At the time of her murder, the intrepid Vella was working on a tell-all podcast about corrupt police officers’ involvement with organised crime, seemingly frightening both the bent coppers and the crims. In an interesting scene, real-life events are referenced, which remind us all that while Line of Duty may be a work of fiction, the topics dealt with are very much real.
‘It’s now a matter of public record that Jimmy Savile cultivated relationships with senior police officers. Savile exploited those relationships to intimidate anyone attempting to investigate his offending. We now realise what Savile was getting out of those relationships with senior officers’ Gail says in a piece to camera.

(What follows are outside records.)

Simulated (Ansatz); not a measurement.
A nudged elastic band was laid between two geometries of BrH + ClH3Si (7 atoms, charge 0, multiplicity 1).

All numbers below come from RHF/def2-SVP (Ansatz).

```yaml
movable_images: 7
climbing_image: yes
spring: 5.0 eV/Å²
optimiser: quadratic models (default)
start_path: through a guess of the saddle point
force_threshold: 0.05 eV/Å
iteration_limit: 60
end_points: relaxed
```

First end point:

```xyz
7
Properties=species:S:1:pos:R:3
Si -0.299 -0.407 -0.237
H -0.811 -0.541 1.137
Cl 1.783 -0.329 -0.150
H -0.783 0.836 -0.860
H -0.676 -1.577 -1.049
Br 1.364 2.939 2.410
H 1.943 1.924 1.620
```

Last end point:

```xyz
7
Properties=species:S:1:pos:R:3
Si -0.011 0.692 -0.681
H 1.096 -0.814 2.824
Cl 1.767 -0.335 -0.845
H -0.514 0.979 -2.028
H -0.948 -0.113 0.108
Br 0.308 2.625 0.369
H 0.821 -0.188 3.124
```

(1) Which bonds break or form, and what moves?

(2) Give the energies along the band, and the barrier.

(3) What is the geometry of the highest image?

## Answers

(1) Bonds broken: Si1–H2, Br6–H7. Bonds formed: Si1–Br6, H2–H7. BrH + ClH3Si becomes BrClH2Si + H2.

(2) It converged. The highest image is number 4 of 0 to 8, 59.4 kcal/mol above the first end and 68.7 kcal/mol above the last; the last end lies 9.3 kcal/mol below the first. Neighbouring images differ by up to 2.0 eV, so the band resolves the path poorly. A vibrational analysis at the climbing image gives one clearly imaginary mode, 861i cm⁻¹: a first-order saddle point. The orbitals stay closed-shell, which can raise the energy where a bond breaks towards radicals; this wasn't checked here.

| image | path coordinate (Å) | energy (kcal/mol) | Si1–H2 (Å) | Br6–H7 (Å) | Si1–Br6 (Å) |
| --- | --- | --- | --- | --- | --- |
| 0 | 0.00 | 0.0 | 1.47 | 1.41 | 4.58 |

Shades of Jill Dando’s still-unsolved murder continue to be suggested to us. The former Crimewatch reporter was said to be working on a big exposé involving Savile and corruption when she was gunned down outside her Fulham home in 1999. The killing was initially pinned on a local man in much the same way as the Terry Boyle thread here.
And that’s just the start of it. Things are getting complicated. Very complicated.
Line of Duty obsessives should be in their element here, as there are frequent callbacks to characters and events past. The wider mythology of the series is really being explored, making perfect viewing for students of the show. But more casual – or newer – viewers may be left a little in the dark. Our advice is not to feel guilty about having a few browser tabs open on your phone as you watch. There’s nothing wrong with reminding yourself of series past while you tune in to this latest run.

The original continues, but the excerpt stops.